JOSEPH MCCARTHY (1908–1957)

McCarthy was the demagogic Wisconsin senator whose name has entered the dictionary as a synonym for exaggerated and irresponsible attacks on others’ reputations.

He began his career as a small-time Wisconsin judge before serving as an intelligence officer in World War II. McCarthy never saw military action and resigned before the war was over, but he later fabricated the story that, as “tail-gunner Joe,” he had been wounded in air battles.

Before he launched his anticommunist crusade, McCarthy was primarily known in the Senate for his personal rudeness and for backing the soft-drink industry. McCarthy’s speeches attacking alleged communists in government were nothing new, but his constant claim to have evidence (which somehow never appeared) kept him always on the offensive. McCarthy was loud, vulgar, boisterous, and self-promoting. He lied so constantly and grandly that no one knew when he was telling the truth, perhaps not even himself.

Quote: “[General Marshall] is part of a conspiracy so immense and in infamy so black as to dwarf any previous such venture in the history of man.…[There is] a pattern which finds his decisions maintained with great stubbornness and skill, always and invariably serving the world policy of the Kremlin.” (1951)

references: Arthur Herman, Joseph McCarthy (1999); Richard Rovere, Senator Joe McCarthy (1959).

John Foster Dulles (1888–1959)

Dulles was Eisenhower’s secretary of state and a leading architect of American strategy in the Cold War.

The son of a New York Presbyterian minister, Dulles grew up under strong religious influences, which stayed with him all his life. His maternal grandfather, John Watson Foster, had been secretary of state under Benjamin Harrison, and Dulles met men like William Taft, Andrew Carnegie, and Bernard Baruch when they visited his father.

Dulles served in the American delegation at Versailles but in the 1930s became the leading Republican expert on foreign policy. In 1936 he made a controversial speech that expressed sympathy for Germany and appeared to welcome Nazism. Dulles’s brother Allen was a top American intelligence officer in World War II and later head of the CIA.

Always a controversial personality, Dulles expressed firm opinions and engaged in moral posturing that grated on many people, including Churchill and Eisenhower, but he often won them over by the force of his character and intelligence.

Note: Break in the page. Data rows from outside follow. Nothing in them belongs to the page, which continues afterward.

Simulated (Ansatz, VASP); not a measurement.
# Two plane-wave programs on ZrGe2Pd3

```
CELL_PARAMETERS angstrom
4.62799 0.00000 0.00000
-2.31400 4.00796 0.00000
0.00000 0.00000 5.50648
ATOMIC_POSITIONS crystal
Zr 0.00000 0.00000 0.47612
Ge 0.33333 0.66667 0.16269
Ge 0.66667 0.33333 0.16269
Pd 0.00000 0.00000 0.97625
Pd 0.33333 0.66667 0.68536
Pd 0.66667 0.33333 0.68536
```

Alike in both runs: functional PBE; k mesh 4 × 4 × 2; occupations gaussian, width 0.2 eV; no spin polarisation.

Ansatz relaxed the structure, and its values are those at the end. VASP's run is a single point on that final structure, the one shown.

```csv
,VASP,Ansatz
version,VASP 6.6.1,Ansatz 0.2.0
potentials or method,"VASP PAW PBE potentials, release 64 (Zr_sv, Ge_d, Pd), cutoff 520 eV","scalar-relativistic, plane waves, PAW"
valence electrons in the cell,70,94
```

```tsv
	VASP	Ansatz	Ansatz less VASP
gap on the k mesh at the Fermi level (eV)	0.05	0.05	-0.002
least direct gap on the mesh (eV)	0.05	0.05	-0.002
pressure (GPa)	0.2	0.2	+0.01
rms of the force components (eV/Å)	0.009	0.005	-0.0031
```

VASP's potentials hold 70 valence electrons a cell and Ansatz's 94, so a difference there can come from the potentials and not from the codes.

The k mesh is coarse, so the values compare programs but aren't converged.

Quote: “Some say we were brought to the verge of war. Of course we were brought to the verge of war.…If you try to run away from it, if you are scared to go to the brink, you are lost.” (1956)

reference: Leonard Mosely, Dulles (1978).

Dwight David Eisenhower (1890–1969)

Eisenhower’s rise from obscure colonel to supreme Allied commander in World War II was spectacular, but Marshall and others had long taken note of his talents and marked him for future advancement.

His parents were basically of middle-class background, but at the time of Eisenhower’s birth, his father had been laid off, and the family had temporarily moved from Abilene, Kansas, to Denison, Texas, where “Ike” was born.

Eisenhower and George Patton were both reprimanded for urging the use of tanks in World War I. During his World War II years in Europe, “Ike” spent much time with his driver, Kay Summersby, leading to rumors that he and Mamie planned to divorce.

His excellent personal relations with Soviet Marshal Zhukov gave Eisenhower a different view of the Russians and led him to seek personal contacts with them.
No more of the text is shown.